Saturday, 8th July, 2017

By Andrew Robertson

The troubled Civic Centre will remain closed until September as a report into its unauthorised use by council is due to be handed to the NSW Ombudsman next week.

An independent probity audit into “some contractual aspects” of the project, which has been beset by problems and delays, is also underway. 

Council shut the centre, which has undergone a $5 million redevelopment, in late May shortly after it had hosted two events, to address “various issues” with the building.

General Manager James Roncon said that work would involve fixing problems with the lighting, plumbing and sinks in the revamped bathrooms, as well as a number of other areas.

The closure forced the relocation of a number of events, including the Comedy Festival and RFDS ball.

It was expected to reopen at the beginning of this month but shortly after it closed it was revealed council did not have an occupation certificate, despite the centre hosting the Civic Ball and Nationals Conference. 

Mr Roncon said he decided to allow the events to proceed regardless because council only found out at the last minuite that it hadn’t secured the certificate and the safety risk to people was extremely low.
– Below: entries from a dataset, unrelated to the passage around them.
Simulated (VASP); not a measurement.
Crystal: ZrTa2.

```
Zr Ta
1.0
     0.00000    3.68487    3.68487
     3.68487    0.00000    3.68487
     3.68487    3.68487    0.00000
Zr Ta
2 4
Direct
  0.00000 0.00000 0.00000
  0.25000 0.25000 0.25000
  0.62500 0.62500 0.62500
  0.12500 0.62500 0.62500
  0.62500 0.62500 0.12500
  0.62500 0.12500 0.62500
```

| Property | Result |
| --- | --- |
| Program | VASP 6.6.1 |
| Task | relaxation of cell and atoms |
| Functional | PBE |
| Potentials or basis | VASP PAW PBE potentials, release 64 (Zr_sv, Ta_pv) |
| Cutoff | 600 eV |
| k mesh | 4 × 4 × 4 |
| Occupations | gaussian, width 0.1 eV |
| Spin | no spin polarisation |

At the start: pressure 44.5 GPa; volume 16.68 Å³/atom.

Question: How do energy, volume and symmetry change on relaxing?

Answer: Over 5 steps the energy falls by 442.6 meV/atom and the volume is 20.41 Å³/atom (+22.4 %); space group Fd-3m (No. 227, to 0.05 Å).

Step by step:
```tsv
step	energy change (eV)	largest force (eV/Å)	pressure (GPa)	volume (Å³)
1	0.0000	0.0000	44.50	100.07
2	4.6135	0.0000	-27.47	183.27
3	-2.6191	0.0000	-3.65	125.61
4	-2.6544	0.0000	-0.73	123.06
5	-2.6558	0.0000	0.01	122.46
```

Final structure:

“As we understood it, the only hurdles were around the lodging of the paperwork and some minor issues with the stairs, and we accordingly prepared for our events as originally scheduled,” Mr Roncon said in a statement on June 13.  

The lack of full certification came to light at the same time council revealed it had been asked by the NSW Ombudsman to explain how the events came to be held without the appropriate documentation.

A council spokesman told the BDT this week that a report about usage of the centre would be forwarded to the Ombudsman before the agreed deadline of July 14.

He said council still had not obtained an occupation certificate for the centre but that certifiers would be due back in the city next week.

“Builders have made good recent progress, and certifiers have been booked to assess the centre for occupancy on July 11,” he said.

“Council has cleared all events until the end of August as a precautionary measure.”

Meanwhile, the spokesman said that a probity audit of the project management that was announced in June had now started.

Mr Roncon has conceded the centre revamp, which was funded by the state government’s Resources for Regions program, had been “hampered by problems from the outset”. 

Architects Allen Jack + Cottier designed and managed the project and Adelaide builders Unique Urban Built carried out the work.

“An independent firm has been engaged for the audit, and that process is now underway,” the spokesman said.

Council was asked why the audit was being conducted and who was conducting it but did not provide answers.

It is also unclear whether they will release the findings of the audit.